Up until now, it has been working flawlessly. But on Friday, while burning a data dvd, it started lagging up on me. Even after a restart, things were lagging up while trying to open. Periodically since then, things have been running slower and I've been getting the beach-ball in everything from Safari to Preview to Mail to iPhoto to Photoshop. I'm wondering if there's anything I can reset, clear, or etc, to get this thing out of the funk and back to running smoothly?

Thanks.
 
Perhaps try running the usual set of maintenance routines: Permission repair, cron jobs, etc.
 
The standard response to these questions seems to be "Repair Permissions", so that's my first suggestion.

My second suggestion is that you have a look in Activity Monitor and see if there are any processes that are taking up a lot of CPU% or RAM. It's amazing how much RAM my Widgets took up before I realised I didn't actually need about 25 of them and turned them off :eek:.
 
Feel free to slap me if this is insultingly self-explanatory but you know that OSX isn't like Windows in that clicking on the red button wont quit the app but rather just close the window. Sorry if that's just plain rude. :eek:

Otherwise, as everyone else says, see what Activity Monitor says.
 
Ah yeah, quite familiar with that aspect of the red dots. Very fond of it, actually.

Activity monitor is showing 27% user CPU, 73% system CPU.

Currently, everything's acting as it should. Just been strange in the most recent few days. I dunno... picture having 256 megs of ram and all of your apps open, then trying to do something in one of them. That's what the experience has been like.
 
Sorry, you mentioned a restart anyway which would have quit all the apps.

You're RAM is being recognised, right? This is really weird if Activity Monitor thinks things are cool. :confused:
 
Okay, Finder is bouncing between 70 and 80 in the % CPU column. That doesn't even look right. How do I go about reducing this?
 
FrankieTDouglas said:
Okay, Finder is bouncing between 70 and 80 in the % CPU column. That doesn't even look right. How do I go about reducing this?

My Finder process sits on 0.00%. So obviously something's up. Unfortunately I have no idea what :(
 
Friday I attempted to network my computer with someone else's via ethernet. Her computer had problems showing up, so we disbanded that idea and I began the dvd burning.
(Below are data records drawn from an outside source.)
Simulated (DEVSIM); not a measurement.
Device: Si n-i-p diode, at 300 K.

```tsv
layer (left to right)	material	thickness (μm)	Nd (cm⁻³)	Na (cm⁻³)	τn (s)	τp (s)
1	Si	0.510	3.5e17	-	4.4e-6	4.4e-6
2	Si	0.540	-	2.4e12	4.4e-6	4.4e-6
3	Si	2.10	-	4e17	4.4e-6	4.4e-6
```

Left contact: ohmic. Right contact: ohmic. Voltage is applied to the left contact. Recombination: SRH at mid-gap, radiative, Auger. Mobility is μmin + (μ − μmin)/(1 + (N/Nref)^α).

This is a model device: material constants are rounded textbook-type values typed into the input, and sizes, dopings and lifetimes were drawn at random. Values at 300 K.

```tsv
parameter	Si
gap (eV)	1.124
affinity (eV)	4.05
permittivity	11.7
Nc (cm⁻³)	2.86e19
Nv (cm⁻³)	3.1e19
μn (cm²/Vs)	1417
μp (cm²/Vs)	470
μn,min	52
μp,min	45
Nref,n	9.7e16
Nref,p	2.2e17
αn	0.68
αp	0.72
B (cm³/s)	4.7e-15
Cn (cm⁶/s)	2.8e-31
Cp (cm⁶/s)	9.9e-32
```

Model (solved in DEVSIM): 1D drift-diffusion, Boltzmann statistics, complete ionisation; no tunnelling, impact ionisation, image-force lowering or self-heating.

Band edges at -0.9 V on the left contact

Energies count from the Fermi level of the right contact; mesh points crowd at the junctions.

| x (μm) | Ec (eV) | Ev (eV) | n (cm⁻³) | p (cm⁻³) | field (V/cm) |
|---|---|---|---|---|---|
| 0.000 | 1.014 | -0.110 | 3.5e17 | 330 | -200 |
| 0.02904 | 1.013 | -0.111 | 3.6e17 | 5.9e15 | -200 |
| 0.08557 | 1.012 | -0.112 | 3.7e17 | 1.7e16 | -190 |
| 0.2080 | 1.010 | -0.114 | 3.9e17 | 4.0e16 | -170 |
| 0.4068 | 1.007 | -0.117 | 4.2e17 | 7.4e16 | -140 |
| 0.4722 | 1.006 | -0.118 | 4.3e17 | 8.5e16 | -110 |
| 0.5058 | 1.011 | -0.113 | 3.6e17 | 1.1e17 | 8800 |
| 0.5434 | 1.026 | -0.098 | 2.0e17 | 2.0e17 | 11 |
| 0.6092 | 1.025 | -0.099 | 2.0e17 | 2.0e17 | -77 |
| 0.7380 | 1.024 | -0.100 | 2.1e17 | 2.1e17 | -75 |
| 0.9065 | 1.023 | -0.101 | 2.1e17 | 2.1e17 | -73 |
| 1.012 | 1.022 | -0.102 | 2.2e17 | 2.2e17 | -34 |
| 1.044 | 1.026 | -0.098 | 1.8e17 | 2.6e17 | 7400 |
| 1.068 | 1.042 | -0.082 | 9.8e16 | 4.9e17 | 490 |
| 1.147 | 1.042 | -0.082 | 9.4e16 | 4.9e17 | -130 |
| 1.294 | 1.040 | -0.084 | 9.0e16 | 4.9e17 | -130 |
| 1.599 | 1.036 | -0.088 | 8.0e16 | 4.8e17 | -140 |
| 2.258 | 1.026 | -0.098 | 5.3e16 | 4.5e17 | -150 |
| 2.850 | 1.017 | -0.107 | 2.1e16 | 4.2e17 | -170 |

It seems like a good answer, minus the fact that I have since restarted the computer a few times.
 
FrankieTDouglas said:
Friday I attempted to network my computer with someone else's via ethernet. Her computer had problems showing up, so we disbanded that idea and I began the dvd burning.

It seems like a good answer, minus the fact that I have since restarted the computer a few times.

This was almost certainly the problem. Even on a restart the Finder often seems to try and re-connect to servers it was connected to. If it cannot find them it tends to max the CPU for ages. I've not seen this under Tiger (yet) but used to see it in Panther. Perhaps it's time for an upgrade :)
 
gekko513 said:
Maybe it was Spotlight indexing your files?

You are right gekko513, i was having the same problems but under Tiger 10.4.2
I tried everything until i went looking for something in Spotlight,
it said it is indexing my computer ...thus the slowdown I guess!
I installed the 3 CS2 trials and I guess that it has to index them,
I have about 20 Gigs on my G5, how long would this take?